The Strad Issue: January 2008
Musicians: Laurence Kayaleh (violin) Paul Stewart (piano)
Composer: Medtner
One of the greatest admirers of Nikolai Medtner (1880–1951) was Rachmaninoff, who recognised his colleague’s formal tautness, deep Russian sensibility and exile’s nostalgia, something they shared when living abroad after the Revolution dispossessed them. These are, by and large, compelling performances. As with Naxos’s first Medtner violin and piano disc, one can sense the qualities Rachmaninoff so admired in his friend’s music.
Medtner’s Second Sonata, grandly conceived and spanning over 40 minutes, is his ‘Spring’ sonata. It evinces longing memories of his native land and was written, like his lighter Canzonas with Dances, when he was touring Europe and America. He prefaces it with a nostalgic poem by the Russian romantic poet Fyodor Tyuchev (1803–73) which was also set by Rachmaninoff.
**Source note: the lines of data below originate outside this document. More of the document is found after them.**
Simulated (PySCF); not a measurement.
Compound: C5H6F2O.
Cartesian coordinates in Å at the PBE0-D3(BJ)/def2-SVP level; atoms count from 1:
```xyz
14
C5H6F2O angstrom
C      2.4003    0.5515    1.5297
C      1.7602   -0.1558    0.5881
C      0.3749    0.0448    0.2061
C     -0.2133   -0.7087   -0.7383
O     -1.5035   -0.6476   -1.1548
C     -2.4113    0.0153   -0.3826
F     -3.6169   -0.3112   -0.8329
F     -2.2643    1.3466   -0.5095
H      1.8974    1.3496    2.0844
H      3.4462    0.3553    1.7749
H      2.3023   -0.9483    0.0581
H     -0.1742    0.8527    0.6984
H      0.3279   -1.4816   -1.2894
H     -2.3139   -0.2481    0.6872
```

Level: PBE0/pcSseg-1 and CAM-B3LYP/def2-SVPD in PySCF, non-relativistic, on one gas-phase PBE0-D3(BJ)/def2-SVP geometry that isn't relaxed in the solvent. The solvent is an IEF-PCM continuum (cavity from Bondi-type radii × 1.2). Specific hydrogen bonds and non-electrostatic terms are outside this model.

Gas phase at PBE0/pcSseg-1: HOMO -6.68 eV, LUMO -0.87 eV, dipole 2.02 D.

In this later sonata (premiered in 1927) these well-paired and spirited performers come into their own. They ably get to grips with the broad span and the expressive detail of this spaciously conceived major work. Laurence Kayaleh has a sweet tone and an attractive gift of lucidly defining a melody (some lithe triplets, for instance) over sequences of intricate double-stopping. Paul Stewart’s rather generous use of the sustaining pedal slightly detracts from the B minor Sonata of 1910–11 (though its hint of the tango midway is beguiling), but overall proves an admirable equal partner, well abreast of the quite taxing demands of both sonatas.
The Canzonas with Dances (two of each) are delightfully buoyant: one evinces a pleasing nonchalance, another an impish folk quality. The amusingly hesitant First Canzona feels just a fraction too tame. Naxos’s engineers in Canada have balanced the two players pretty well.